Radio / Television News

Despite challenges, Corus executives confident media company can lead in lifestyle segment


By Ahmad Hathout

Corus executives said Friday they are confident the media company can lead in the lifestyle content segment, following what they say were strong fall viewership period for its newly branded food and home channels.

Co-CEO Troy Reeb said during a first quarter earnings conference call that the networks, Flavour and Home, have seen consistent viewership since it rebranded from Food Network and HGTV Canada – the rights to which were acquired by Rogers in a blockbuster deal this past summer.

Reeb cautioned that those now-competing channels have popular programming attached to them, meaning there will be fluctuations in audiences. Despite this, he said the maintenance of BDU carriage of its networks – including a new carry extension with Bell announced this week – and the performance of its new brands, in what he called a “blowout quarter” in the fall, gives the company optimism in a competitive market, he said.

But these strong audience numbers don’t necessarily translate to good television advertising revenue. The company reported a decline of 16 per cent in that revenue to $177 million compared to the same period last year. Subscriber TV revenue over that period was down two per cent to $116 million. Overall television revenue was down 11 per cent to $304 million and profit was down 29 per cent to $86 million year-over-year.

Reeb attributed that, in part, to competition in the space – not just from traditional program rights wrangling with its domestic peers, but foreign streamers, too. The latter, including Netflix, Amazon, Paramount+, and Disney+, have introduced ad-supported tiers that have served to inject more premium content supply for advertisers and further fragment that spend.

“For us, when it comes to the market dynamics question … we work through virtual distributors like Amazon and rely on them to deliver some of our ad load to StackTV,” Reeb said Friday, referring to the company’s streaming service. “We now compete with them for that ad load, just as we now compete with some our distribution partners in the traditional sense for program rights, and I think when there was the [labour] strike and advertisers started looking for alternatives to traditional TV for some of their buys, maybe they didn’t come back to TV as quickly as we would have liked.”

Reeb noted that the company had a lot of unsold inventory from the higher ratings in the fall, which he said should give the company a tailwind as it enters the next quarter.
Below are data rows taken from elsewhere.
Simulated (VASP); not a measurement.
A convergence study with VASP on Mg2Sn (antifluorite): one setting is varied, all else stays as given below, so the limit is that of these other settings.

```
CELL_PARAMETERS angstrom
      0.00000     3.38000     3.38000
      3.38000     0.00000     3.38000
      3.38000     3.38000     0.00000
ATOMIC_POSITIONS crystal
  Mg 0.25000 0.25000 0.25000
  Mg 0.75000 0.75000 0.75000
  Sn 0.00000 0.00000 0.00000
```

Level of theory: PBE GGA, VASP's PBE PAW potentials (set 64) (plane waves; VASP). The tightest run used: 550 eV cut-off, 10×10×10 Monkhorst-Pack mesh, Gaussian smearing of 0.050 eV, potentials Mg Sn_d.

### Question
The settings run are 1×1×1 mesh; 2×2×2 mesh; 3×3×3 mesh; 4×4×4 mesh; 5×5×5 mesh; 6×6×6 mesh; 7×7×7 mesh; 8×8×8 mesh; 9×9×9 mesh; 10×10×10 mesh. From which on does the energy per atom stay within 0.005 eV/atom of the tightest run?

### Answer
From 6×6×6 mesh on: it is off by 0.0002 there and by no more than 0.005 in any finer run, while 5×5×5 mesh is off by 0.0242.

Overall revenues for the company were down 12 per cent year-over-year to $327 million, due to lower demand for linear advertising and over-supply of premium digital inventory from foreign competitors, lower subscription and distribution, production and other revenue, according to its balance sheet. Meanwhile, profit was down 30 per cent to $84 million, attributed to lower revenue and higher programming costs from the return of the normal fall schedule, partially offset by the benefits of cost savings initiatives, the company said.

Reeb also reflected on the CRTC’s latest broadcasting consultation, announced Thursday, that seeks to review the market dynamics to ensure a level playing field. “The sustainability of Canada’s broadcasting system depends both on the ability of new and existing services to access the system and on Canadians’ ability to discover the diverse content it offers,” the CRTC said in Thursday’s consultation document.

Reeb called the consultation “long overdue,” “incredibly important” and a sign that the regulator wants to ensure the equitable treatment of broadcasters and producers. He urged the CRTC to “hurry” with it.

Over the past several months, Corus and Rogers have been in a regulatory and legal battle over the cable giant’s desire to move Corus’s newly branded content down the dial on cable. Rogers says the Flavour and Home channels don’t have the same American content that it now owns through its deals with WBD and NBCUniversal, so it doesn’t want its customers confused as to where to find that premium American content.

But Corus has long maintained that its Flavour and Home channels are similar to Food Network and HGTV Canada, accusing Rogers of trying to adopt the goodwill it built on those channel slots for years. (Rogers argues Corus’s argument “defies logic” because it’s Rogers that owns the rights to broadcast the WBD content.)

Corus’s overarching allegation is that Rogers is exploiting its position as the largest broadcaster to squeeze independents, like itself, out of the market. But Rogers has called these allegations completely baseless, noting that its broadcasting moves are legitimate business decisions.

Rogers, in fact, filed an application at the Federal Court of Appeal challenging the CRTC’s decision to force it to continue carrying some of Corus’s channels and to keep them at the same channel slots. The cable giant has pointed out that it has already obtained an Ontario Superior Court opinion stating that it has the right to do that, based on a reading of its distribution agreements.

This week, Bell similarly filed an application at the CRTC challenging Rogers’s desire to move its USA Network and Oxygen True Crime channels down the Rogers dial. Rogers says this is the same case as with Corus’s channels: Bell lost the rights to Discovery (now USA Network) and Investigation Discovery (now Oxygen True Crime) – rights that it now owns and that were in those channel slots. No channel realignments have been made as they are tied up in appeals.

Reflecting on these issues, Reeb noted that Corus is not a direct-to-consumer business. “We have relied on our relationships with the BDUs, but those dynamics have been changing, as we’ve seen with some recent moves, and it’s important that the balance be maintained so that audiences can receive the programming they obviously want from broadcasters like us.”

Corus, which was previously granted by the CRTC some reprieve on its regulatory obligations for its financial struggles, reported lower revenue on radio, down 14 per cent to $24 million, and a 15 per cent lower profit at $4 million – both figures compared to the same quarter last year and both attributed to lower advertising revenue.